MapReduce, as the name implies, has a map phase and a reduce phase. A map phase is generally a function that is applied on each element of its input, thus modifying its original value.
MapReduce generates key-value pairs as output.
In practice, map functions can be complex and involve advanced functionalities.
The reduce phase takes the key-value input from the map function and performs a summarization operation. For example, consider the output of a map operation that contains the ages of students in different grades in a school:
Student name |
Class |
Age |
John |
Grade 1 |
7 |
Mary |
Grade 2 |
8 |
Jill |
Grade 1 |
6 |
Tom |
Grade 3 |
10 |
Mark |
Grade 3 |
9 |
We can create a simple key-value pair, taking for example the value of Class and Age (it can be anything, but I'm just taking these to provide the example). In this case, our key-value pairs would be (Grade 1, 7), (Grade 2, 8), (Grade 1, 6), (Grade 3, 10), and (Grade 3, 9).
An operation that calculates the average of the ages of students in each grade could then be defined as a reduce operation.
More concretely, we can sort the output and then send the tuples corresponding to each grade to a different server.
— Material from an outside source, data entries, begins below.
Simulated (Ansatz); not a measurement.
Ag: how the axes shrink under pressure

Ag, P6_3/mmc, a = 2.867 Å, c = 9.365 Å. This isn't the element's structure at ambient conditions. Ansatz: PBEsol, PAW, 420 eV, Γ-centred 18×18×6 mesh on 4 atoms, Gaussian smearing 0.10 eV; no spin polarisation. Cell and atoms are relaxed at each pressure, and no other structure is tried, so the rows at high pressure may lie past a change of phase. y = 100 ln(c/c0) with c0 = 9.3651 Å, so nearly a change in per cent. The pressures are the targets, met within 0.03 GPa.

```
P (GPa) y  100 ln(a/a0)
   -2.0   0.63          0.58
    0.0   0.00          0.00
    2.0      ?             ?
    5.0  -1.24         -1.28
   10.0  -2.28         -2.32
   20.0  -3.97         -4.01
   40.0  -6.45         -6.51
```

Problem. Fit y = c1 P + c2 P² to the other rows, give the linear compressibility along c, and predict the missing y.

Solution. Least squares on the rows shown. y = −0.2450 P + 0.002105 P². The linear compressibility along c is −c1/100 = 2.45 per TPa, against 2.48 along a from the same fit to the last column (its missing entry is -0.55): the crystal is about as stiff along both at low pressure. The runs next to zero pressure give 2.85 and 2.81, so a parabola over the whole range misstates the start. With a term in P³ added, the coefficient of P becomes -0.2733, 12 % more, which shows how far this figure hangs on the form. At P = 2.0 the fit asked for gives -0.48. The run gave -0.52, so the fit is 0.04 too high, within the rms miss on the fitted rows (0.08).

For example, Server A would receive the tuples (Grade 1, 7) and (Grade 1, 6), Server B would receive the tuple (Grade 2, 8), Server C would receive the tuples (Grade 3, 10) and (Grade 3, 9). Each of the servers, A, B, and C, would then find the average of the tuples and report back (Grade 1, 6.5), (Grade 2, 8), and (Grade 3, 9.5).
Observe that there was an intermediary step in this process that involved sending the output to a particular server and sorting the output to determine which server it should be sent to. And indeed, MapReduce requires a shuffle and sort phase, whereby the key-value pairs are sorted so that each reducer receives a fixed set of unique keys.
In this example, if say, instead of three servers there were only two, Server A could be assigned to computing averages for keys corresponding to Grades 1 and 2, and Server B could be assigned to computing an average for Grade 3.
In Hadoop, the following process takes place during MapReduce:
- The client sends a request for a task.
- NameNode allocates DataNodes (individual servers) that will perform the map operation and ones that will perform the reduce operation. Note that the selection of the DataNode server is dependent upon whether the data that is required for the operation is local to the server. The servers where the data resides can only perform the map operation.
- DataNodes perform the map phase and produce key-value (k,v) pairs.
As the mapper produces the (k,v) pairs, they are sent to these reduce nodes based on the keys the node is assigned to compute. The allocation of keys to servers is dependent upon a partitioner function, which could be as simple as a hash value of the key (this is default in Hadoop).
Once the reduce node receives its set of data corresponding to the keys it is responsible to compute on, it applies the reduce function and generates the final output.